Oil Ministry share in subsidy payments harm projects

Tehran, Jan 1, IRNA — The Oil Ministry every month doles out $1.2 billion of its revenues as part of the funding for the subsidy reform plan, and this is visibly hurting the key industry, deputy oil minister Mansour Moazzami said.
‘Major oil projects are suspended because of the amount we have to contribute to the (cash) subsidy program,’ he said on the sidelines of the 9th annual congress of the Iranian Oil, Gas and Petrochemical Products Exporters Association in Tehran.

Under a five-year plan launched in December 2010, and promoted as an “economic revolution” by former president Mahmoud Ahmadinejad, Iran began slashing three-decades-old subsidies on sensitive energy and food items, replacing them with monthly cash payments to the entire nation irrespective of their economic status.

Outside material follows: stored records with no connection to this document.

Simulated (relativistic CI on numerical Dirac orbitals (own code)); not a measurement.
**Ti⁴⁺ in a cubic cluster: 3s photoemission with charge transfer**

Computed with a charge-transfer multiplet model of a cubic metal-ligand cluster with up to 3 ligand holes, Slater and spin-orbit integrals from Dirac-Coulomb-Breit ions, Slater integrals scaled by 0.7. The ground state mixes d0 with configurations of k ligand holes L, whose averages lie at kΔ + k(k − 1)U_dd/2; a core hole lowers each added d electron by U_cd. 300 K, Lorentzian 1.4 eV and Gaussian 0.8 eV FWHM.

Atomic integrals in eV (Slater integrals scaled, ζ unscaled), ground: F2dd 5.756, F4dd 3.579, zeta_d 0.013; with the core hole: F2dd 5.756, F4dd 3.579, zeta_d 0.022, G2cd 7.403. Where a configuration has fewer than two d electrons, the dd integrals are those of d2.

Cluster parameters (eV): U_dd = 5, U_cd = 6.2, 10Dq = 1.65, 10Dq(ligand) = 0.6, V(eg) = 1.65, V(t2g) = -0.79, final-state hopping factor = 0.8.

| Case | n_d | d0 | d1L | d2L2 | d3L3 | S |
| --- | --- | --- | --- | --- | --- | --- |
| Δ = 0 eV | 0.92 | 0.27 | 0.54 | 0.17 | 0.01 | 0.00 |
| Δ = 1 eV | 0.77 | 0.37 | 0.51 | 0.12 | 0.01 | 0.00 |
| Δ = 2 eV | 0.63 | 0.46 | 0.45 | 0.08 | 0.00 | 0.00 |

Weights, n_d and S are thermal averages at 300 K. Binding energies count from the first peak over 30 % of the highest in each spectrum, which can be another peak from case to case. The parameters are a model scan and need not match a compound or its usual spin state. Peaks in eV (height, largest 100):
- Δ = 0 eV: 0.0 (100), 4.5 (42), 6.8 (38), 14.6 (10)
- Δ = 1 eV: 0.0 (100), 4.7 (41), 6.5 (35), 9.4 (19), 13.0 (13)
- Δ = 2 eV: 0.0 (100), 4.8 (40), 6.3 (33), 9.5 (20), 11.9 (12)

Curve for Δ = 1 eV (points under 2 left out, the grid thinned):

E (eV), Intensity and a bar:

According to the Institute for Energy Research (IER), Iran leads the world in fossil fuel consumption subsidies. In 2013, it allocated around $84 billion from government resources to lower the cost of fossil fuels for end-users.

Speaking to IRNA, Moazzami also criticized the process of privatization in the oil industry and said, ‘Operations at several privatized units have come to a halt due largely to wrong policies and the lack of effective oversight.’

He said many companies in the oil industry have been allocated haphazardly to undeserving people and groups, and added that privatized refineries and petrochemical units have pile up ‘billions of dollars in debt’ to the oil ministry for the feedstock they received over the years.

The senior official underlined oil as a ‘political commodity’ and said the recent downward spiral in international crude prices were influenced by political parameters.

Saudi Arabia, Kuwait and UAE were on the receiving end of falling prices more than other producers, he said, adding that the world economy cannot bear further price cuts. However, he stressed that plummeting oil prices have ‘not greatly harmed Iran’, which also depends largely on oil export revenues.

There are plans to increase gas production capacity by 100 million cubic meters, bringing in $7 billion in revenues annually, according to financialtribunedaily.com. As part of the plan, the Persian Gulf Star Refinery (PGSR) in south Iran is slated to start operations by the end of March 2016. It will increase daily gas production capacity to 3 million barrels per day when fully operational.

The refinery is designed to produce 360,000 of petroleum products on a daily basis. According to estimates, Iran will need to import 5-6 million liters of gasoline per day until the Persian Gulf Star Refinery comes on stream. Additionally, a bill is under assessment by the parliament to permanently allocate 20 percent of the PGSR shares to the National Petrochemical Company (NPC).

The official also said Turkey is a customer of Iranian gas, but plan for gas exports to the northwestern neighbor was postponed to the next year due to the situation in Iraq. Gas export to Oman, among other regional states, is also on the cards.

There are plans to build the largest gas condensate refining complex in the port city of Siraf in Bushehr Province. Construction of the complex, comprising eight refineries with a total capacity of 480,000 barrels per day is due to commence early next year.

The deputy minister said 54 companies submitted proposals to undertake the construction of Siraf refineries. Ultimately, eight firms were awarded, of which six are private companies.